St. Mary's Approves Budget, Property Tax Revenues To Increase 20% - Southern Maryland Headline News

St. Mary's Approves Budget, Property Tax Revenues To Increase 20%

By Guy Leonard, County Times

LEONARDTOWN, Md. (May 29, 2008)—The St. Mary’s County Board of County Commissioners passed a $337 million operating budget with no increase in the tax rates for fiscal 2009, but an increase in the real property assessments this year means that property owners will still be paying an estimated $14.5 million more in tax revenues, according to county budget figures.

The rise in revenues translates into a 20.5 percent increase in the property tax collected, from $70.9 million total in 2008 to a projected $85.4 million for fiscal 2009.

Commissioner Lawrence D. Jarboe (R-Golden Beach) said that while the commissioners had made some efforts at reducing the overall tax burden to citizens, the property tax increase did not bode well for homeowners or businesses.

“In the long run the property taxes still bother me,” Jarboe said. “We’re facing some big challenges.

“We’ll see things get steadily worse in the private sector.”

Jarboe was the sole opponent of the budget and cast a “no” vote at Tuesday’s meeting.

One measure in the budget that passed was the reduction of the energy tax rate proffered by Commissioner Daniel H. Raley (D-Great Mills). His proposal cut the energy tax rate in half, and thereby the projected revenue to be collected from $3 million to $1.5 million.

“It’s with great pleasure we’re putting $1.5 million back in the pockets of citizens,” Raley said.

Raley has said that instituting what is known as the constant yield property tax measure, which ensures that property tax rates go down if assessments go up to keep property owners paying the same amount of tax money would have hobbled county government in key projects and services like the expansion of the county jail and providing assistance with the new wellness center slated for construction at the Leonardtown campus of the College of Southern Maryland.

Raley estimated that the measure could have cost the county nearly $7 million in much needed revenue.

Implementing the constant yield rate on property taxes would likely mean having to raise tax rates next year Raley said.
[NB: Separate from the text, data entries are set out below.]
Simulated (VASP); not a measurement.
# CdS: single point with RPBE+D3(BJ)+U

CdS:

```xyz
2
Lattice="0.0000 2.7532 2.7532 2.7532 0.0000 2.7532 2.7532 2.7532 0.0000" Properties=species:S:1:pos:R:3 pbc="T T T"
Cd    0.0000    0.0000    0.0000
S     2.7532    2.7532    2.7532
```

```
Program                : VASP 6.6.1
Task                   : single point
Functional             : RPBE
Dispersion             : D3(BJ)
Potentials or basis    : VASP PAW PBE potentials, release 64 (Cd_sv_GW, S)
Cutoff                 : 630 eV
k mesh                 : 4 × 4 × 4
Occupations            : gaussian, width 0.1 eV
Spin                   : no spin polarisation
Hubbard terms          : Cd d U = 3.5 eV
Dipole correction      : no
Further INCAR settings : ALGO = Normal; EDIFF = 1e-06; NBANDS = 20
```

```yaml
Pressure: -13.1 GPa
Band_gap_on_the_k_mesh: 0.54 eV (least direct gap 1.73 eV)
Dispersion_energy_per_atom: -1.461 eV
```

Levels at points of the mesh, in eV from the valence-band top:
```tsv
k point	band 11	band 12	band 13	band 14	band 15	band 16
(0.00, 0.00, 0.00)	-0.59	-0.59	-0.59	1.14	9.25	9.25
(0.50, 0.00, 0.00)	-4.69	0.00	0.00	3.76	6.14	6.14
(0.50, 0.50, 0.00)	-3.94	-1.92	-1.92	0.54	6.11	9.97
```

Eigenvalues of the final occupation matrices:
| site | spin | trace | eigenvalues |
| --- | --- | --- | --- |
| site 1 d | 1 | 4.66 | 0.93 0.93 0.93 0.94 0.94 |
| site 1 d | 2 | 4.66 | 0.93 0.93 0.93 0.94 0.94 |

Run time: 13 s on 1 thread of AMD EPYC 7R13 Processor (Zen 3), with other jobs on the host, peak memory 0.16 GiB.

“And that’s something I do not want,” Raley continued. “This budget reflects a true sense of fiscal conservatism.”

Commissioner Thomas A. Mattingly (D-Leonardtown) said that the constant yield could have eventually returned county government to deficit spending, much like it was back when he took office nearly a decade ago.

“The constant yield is what got us into a deficit,” Mattingly said. “I don’t want us to get back into a deficit situation.”

Commissioner President Francis Jack Russell (D-St. George’s Island) said that the commissioners had debated other ways to reduce taxes, including the property tax, but decided to keep the revenue unchanged because of future fiscal challenges.

“This was the best way to keep the county fiscally sound and stave off raising taxes another time,” Russell said.

The projected revenue from county income taxes fell by about $1.5 million in the budget, to $63.7 million. Revenue sources from other local taxes and highway user fees also feel by between 2 percent and 2.8 percent, according to the latest budget figures.

The Office of the Sheriff got a $3.37 million increase in the budget for a total of $30.4 million, with an increase in detention center staff by 10 correctional officers to be hired by the first of October.

The county also started up the new Office of Human Services at a cost of $5.4 million, but most of that money is scheduled to come through grants.

The county Board of Education also received a $4.1 million increase in its county allocated funds for a total of $80.1 million.

While some considered the budget a good one, others in county government thought it was anything but that.

State’s Attorney Richard D. Fritz, in a letter written to the county commissioners dated May 15, lambasted the lawmakers for not approving pay raises for eight of his prosecutors, whom he stated had received no pay increase in the past three years.

“There can be little question as to why in the last three years I have lost four attorneys,” Fritz wrote. “To consider a total request of $26,621.23 too great of an expense to shoulder for eight attorneys who have now not received a pay raise in three budgets, but yet who stand for the protection of our citizens 24 hours a day, seven days a week is an insult.”

Both Raley and Commissioner Kenneth R. Dement (R-Tall Timbers) said that overtures to Fritz’s office were necessary to work out the issue.

“It’s in motion now as we speak,” said Russell.